With a title whose enigmatic character fittingly hints at the mysticism of the celebrations of life and death in the Eleusinian Mysteries, Its luminous saying must be left a conjecture orchestrates the awakening of multisensory explorations—of the visible, the invisible, and the unhoped for—for the man of contemporary society. If it has anything luminous to say, as implied by the title’s own Heraclitean ambiguity and the optimistic openness of Panouklia, it is up to the viewer to gather it out of the darkness of the historic moment and Western thought, including that of this work. By addressing, however, the visitors, both individually and collectively, as embodied, thinking, and inevitably political parts of a tragically oppositional yet wise whole, Panouklia prompts a demystifying initiation to the unity of being as the “enlightening” means for man’s self-knowing rise out of the individualistic and materialistic impasses of our culture that raises the timely issue of the inextricability of personal and collective responsibility for the fate of humanity, democracy, and our planet.

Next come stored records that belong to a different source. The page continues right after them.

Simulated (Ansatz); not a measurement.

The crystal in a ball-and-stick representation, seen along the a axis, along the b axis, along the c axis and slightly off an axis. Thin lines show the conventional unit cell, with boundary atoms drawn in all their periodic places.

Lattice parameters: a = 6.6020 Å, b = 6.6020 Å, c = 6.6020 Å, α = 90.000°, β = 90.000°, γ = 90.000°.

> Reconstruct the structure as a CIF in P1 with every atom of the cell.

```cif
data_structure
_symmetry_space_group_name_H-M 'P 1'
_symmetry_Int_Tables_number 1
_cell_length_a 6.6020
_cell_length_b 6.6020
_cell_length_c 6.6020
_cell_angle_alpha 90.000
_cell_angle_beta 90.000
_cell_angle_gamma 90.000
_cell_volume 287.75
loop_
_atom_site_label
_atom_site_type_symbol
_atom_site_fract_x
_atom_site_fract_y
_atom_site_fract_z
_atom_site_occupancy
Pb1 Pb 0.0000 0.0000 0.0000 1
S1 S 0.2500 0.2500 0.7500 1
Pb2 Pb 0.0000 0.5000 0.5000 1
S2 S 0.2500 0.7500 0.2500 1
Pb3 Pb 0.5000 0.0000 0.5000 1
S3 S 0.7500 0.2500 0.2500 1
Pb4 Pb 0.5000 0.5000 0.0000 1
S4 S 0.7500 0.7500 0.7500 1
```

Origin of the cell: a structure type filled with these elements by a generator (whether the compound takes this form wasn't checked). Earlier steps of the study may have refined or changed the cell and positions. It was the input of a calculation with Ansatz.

Eleni Panouklia: (b. 1972) is distinguished for mixed-media, site-specific installations and idiosyncratic drawings that question the limits of the sensible world,  contemplating on life in light of a combined variety of scientific, philosophical, psychological and political concerns.  A common feature throughout her work is the indistinguishable structures developed in the empty space between two perceptible elements or forms that allow her to create “new environments with new data.”

Panouklia was born and raised in Agrinio but works and lives in Athens, Greece. She has studied painting at the Athens School of Fine Arts (2004), sculpture at the Accademia di Belle Arti di Roma (2003-04) and Chemistry at the University of Patras (1995). She completed her postgraduate studies in Sculpture on a scholarship that she received from the Greek State Scholarship Foundation (2007).

The site-specific installation Ό,τι φωτεινό έχει να πει, θα πρέπει να μείνει εικασία (Its luminous saying must be left a conjecture) for Aisxylia 2016, Eleusis, is her fifth solo show. She has also exhibited at the Shanghai Federation of Literature and Arts (Shanghai, 2015), 2nd Mardin Biennial (Turkey, 2012), ReMap3 (Athens, 2011), 2nd Thessaloniki Biennale of Contemporary Art (2009), MIR Festival (Athens, 2008), European Mobile Lab for Interactive Media Artists (Vienna, Rovaniemi, Athens 2008-2009) and, State Museum of Contemporary Art (Thessaloniki, 2006) among others. Qbox has represented her since 2005.

Coti K.: Constantino Luca Ronaldo Kiriakos (b. Milan, 1966) moved to Greece at the age of 6, where, better known as Coti or Coti K., has been involved in various pioneering electronic bands since the mid-1980s (such as Ricochet, Dada Data, Row, Spiders’ Web, and In Trance 95). He works as a musician, composer, installation artist, record producer and sound engineer, and has collaborated, among others, with Tuxedomoon, Stereo Nova, Blaine Reininger, The Raining Pleasure, Nikos Veliotis, Ilios and Dimitris Papaioannou. He has released various solo CDs, written music for film, theater, dance companies and TV. This is his second collaboration with Eleni Panouklia.

Kalliopi Minioudaki: is an art historian who works as independent scholar, critic and curator in New York and Athens.  She holds a PhD from the Institute of Fine Arts, NYU and specializes in American and European postwar art from a feminist perspective. Her writings have appeared in several publications and exhibition catalogues, such as Rosalyn Drexler: Who does she think she is? (Rose Art Museum, Brandeis University, Boston 2016); The World Goes Pop (Tate Modern, London 2015); Niki de Saint Phalle (Grand Palais, Paris, 2014); Robert Indiana: New Perspectives (Hatje Cantz, Berlin 2012); Irina Nakhova (Moscow Museum of Modern Art, Moscow 2011). She was curatorial associate of Seductive Subversion: Women Pop Artists, 1958-1968 (University of the Arts, Philadelphia and Brooklyn Museum of Art, New York 2010-2011) and co-editor and co-author of its catalogue. Recent projects include the special volume On the Cusp of Feminism: Women Artists in the Sixties (Konsthistorisk Tidskrift, 2014); the exhibition and catalogueCarolee Schneemann: Infinity Kisses (The Merchant House, Amsterdam, 2015) and co-curating Fireflies in the Night and Fireflies in the Night Take Wing(Stavros Niarchos Foundation Cultural Center, Athens, 2015) with Barbara London, Francesca Pietropaolo and Robert Storr as Artistic Director.